An obstacle can be an opportunity for an enterprising spirit. This was the case for Texas inventor Bette Nesmith Graham. What had been an annoyance for typists led to the struggling single mother creating a new tool for offices and a multi-million dollar business. A single inspiration led Graham to invent the typing correction fluid she came to call Liquid Paper.
Born Bette Clair McMurray in Dallas in March 1924, she grew up in San Antonio. She was a difficult student in school as her stubborn personality led her to clash often with her teachers. As a result, she dropped out at age 17 and later completed night school. She married Warren Nesmith in 1942, and the couple had a son, Michael, later that year.
Her husband left to serve in World War II in 1942. After his return, the marriage collapsed; and the couple divorced in 1946. Newly divorced and having a young son to care for, she found a job as a secretary. Unfortunately, she did not know how to type very well, which was a vital office skill.
After her father’s death, Nesmith moved back to Dallas with her mother and sister. She accepted a secretarial position at Texas Bank and Trust in the early 1950s and eventually worked her way to the position of executive secretary. However, she still made mistakes when typing.
Typewriter erasers were available, but their effectiveness were limited to the kind of typewriter ribbon used and often did not erase completely. In professions where precision were essential to avoiding any type of legal problem, this meant absolute perfection with any typed document. As such, even the slightest mistake meant that the typist had to begin again. This wasted time and paper and caused considerable frustration, from newspapers to students typing reports to businesses eager for efficiency and perfection.
One day, she happened to observe some sign painters. While precision was important in their work as well, she noted that they did not start over completely when they made a mistake – they simply painted over it. Inspired, she began applying water-based paint to typing mistakes. Before long, other secretaries began to find out about her correction fluid, and it soon became a hit. She steadily refined the formula to make it dry faster and soon had a profitable side business selling her correction fluid to secretaries across Dallas.
By 1956, she was filling orders full time out of her home for “Mistake Out,” as she called it. Her now-teenaged son and his friends often helped fill the orders as demand steadily increased. In 1958, she changed the name to “Liquid Paper,” and applied for and received a patent and trademark for her product.
She soon received national attention for her innovation. In 1958, General Electric placed the first large corporate order, for 400 bottles. At that point, she started offering Liquid Paper in different colors as not all documents were on white paper.

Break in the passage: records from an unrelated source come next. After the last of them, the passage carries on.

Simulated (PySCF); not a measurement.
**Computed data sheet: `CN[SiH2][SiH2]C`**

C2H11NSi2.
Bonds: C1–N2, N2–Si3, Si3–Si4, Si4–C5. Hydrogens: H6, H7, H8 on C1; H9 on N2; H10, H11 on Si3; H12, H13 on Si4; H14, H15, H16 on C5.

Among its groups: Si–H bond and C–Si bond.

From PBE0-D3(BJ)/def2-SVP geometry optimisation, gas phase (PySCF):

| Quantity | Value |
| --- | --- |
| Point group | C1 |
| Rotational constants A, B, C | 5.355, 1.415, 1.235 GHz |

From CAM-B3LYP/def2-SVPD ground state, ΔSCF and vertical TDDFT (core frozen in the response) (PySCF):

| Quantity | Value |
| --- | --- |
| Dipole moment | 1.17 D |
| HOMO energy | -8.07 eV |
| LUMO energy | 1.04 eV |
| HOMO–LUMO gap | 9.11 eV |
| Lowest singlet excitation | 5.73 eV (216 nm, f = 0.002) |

Changes came to her personal life as well. She married Robert Graham in 1962. Her son, Michael Nesmith had grown up and developed a successful acting and musical career, eventually co-starring with the pop group The Monkees. In the meantime, Liquid Paper steadily grew.
By 1964, the company was producing 5,000 bottles per week. By 1967, the company was working out of its own factory site in Dallas. Ten years after she launched Liquid Paper, the company was making 10,000 bottles per day and made $1 million in sales for the first time (more than $7 million in 2017 dollars). The company sold one million bottles in 1970 alone.
Graham moved her company into a new, 35,000-square foot facility in Dallas in 1975. Remembering her own struggles, she made sure that the site had special amenities for her employees, including a library and a day care center. Employees noted that she was practical and generous and had made emphasizing quality over profit a focal point of the business. She established the Betty Claire McMurray Foundation in 1976, named after her mother, to help women in business.
As her health began to fail, Graham sold Liquid Paper to the Gillette Company, known mostly for selling razors, in September 1979 for $47.5 million (or $169.5 million in 2017 dollars). Graham died in May 1980 at the age of 56. In spite of the eclipse of the eclipse of the typewriter by the modern computer, Liquid Paper remains a popular product. Sometimes a simple observation and hard work can produce a multi-million dollar innovation.